Awesome! I have some too. His garlic is one of my favorites, when I peel them open, I get on average 3 huge cloves and that's usually enough for a very garlicy dish in the kitchen.
I've been growing them for 3 years now, still they are not that big. Good going!


----------



## Terri (May 10, 2002)

Today I froze some sweet corn. Tomorrow I hope to get the rest of the patch!:lock:

And the prettiest ears are inside the fridge for tonight.


----------



## summerdaze (Jun 11, 2009)

Tambo, when I made my laundry detergent, I used some essential oils for a pleasant fragrance. One was lavender, but I forget the other now. Seems like you have to put in a lot to be able to notice though, so I probably won't anymore. Do you fragrance yours, or go natural? I'd like to learn how to make bar soap too. Home made soaps seem to last a LONG time.


----------



## tambo (Mar 28, 2003)

Summerdaze I did add some lavender and lemon essential oils. 15 drops of each and the only time I can smell it is when I take the top off the bucket. I may try that pink Zote soap next time I think it has a little scent to it.


----------



## viggie (Jul 17, 2009)

Cabbage is ready so I put it to good use with this Unstuffed Pepper Rolls recipe: http://www.sbcanning.com/2014/03/unstuffed-cabbage-rolls.html 










I'm more than a little overwhelmed with lettuce, which is _still _going string during this relatively cool summer we're having.










And bunnies


----------



## unregistered5595 (Mar 3, 2003)

Viggie, our lettuce is crazy this year too. (WI)
There is a lettuce soup, basically I use chicken broth, potato, onion, lettuce, hand blender it smooth.
Like this: http://www.epicurious.com/recipes/food/views/Lettuce-Soup-231995

I made potato salad, mayo/sour cream, potatoes, eggs and added: lettuce ground up in a food processor then put in a sieve to drain it fairly dry. Not a LOT of flavor, but more nutrition and it's colorful.

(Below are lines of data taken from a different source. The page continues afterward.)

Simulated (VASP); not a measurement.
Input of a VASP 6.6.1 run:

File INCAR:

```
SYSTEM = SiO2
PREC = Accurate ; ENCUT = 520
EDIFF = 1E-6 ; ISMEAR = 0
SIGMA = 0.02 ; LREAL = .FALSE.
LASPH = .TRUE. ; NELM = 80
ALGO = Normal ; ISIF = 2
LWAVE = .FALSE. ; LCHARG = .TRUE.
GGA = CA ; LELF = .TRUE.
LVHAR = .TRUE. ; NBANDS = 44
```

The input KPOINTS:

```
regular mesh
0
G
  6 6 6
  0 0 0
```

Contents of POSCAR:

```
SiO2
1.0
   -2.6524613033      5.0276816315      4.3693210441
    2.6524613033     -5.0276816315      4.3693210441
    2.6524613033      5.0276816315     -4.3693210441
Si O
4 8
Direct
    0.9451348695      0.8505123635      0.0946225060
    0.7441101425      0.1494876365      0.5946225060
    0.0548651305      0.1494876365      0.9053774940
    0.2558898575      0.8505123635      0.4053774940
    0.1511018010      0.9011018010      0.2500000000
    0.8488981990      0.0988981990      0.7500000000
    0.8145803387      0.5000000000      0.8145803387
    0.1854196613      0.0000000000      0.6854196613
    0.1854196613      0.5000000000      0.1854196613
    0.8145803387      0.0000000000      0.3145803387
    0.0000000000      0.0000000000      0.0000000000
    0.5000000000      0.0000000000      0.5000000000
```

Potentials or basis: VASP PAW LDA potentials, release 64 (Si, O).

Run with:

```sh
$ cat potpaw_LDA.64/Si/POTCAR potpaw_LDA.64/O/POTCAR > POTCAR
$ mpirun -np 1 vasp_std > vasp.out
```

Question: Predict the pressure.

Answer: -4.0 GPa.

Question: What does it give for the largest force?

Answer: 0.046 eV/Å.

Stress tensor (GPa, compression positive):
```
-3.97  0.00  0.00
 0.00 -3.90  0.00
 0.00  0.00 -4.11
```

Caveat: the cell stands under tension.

PF Changs lettuce wraps: http://damndelicious.net/2014/05/30/pf-changs-chicken-lettuce-wraps/
Oh those look good too.

Yours looks beautiful.


----------



## tambo (Mar 28, 2003)

I mowed and swept up grass for about 6 hrs today!! I didn't even do the field.


----------



## newfieannie (Dec 24, 2006)

looking out the back door at the rain I've been waiting for and wondering if I should go out and transplant some holly and whatnot. we are supposed to have 4 days of it anyway. I've been cleaning up the little room under the stairs. got several boxes ready for the recycle place. trying to make more room because it's a good little place to go in the event of a storm.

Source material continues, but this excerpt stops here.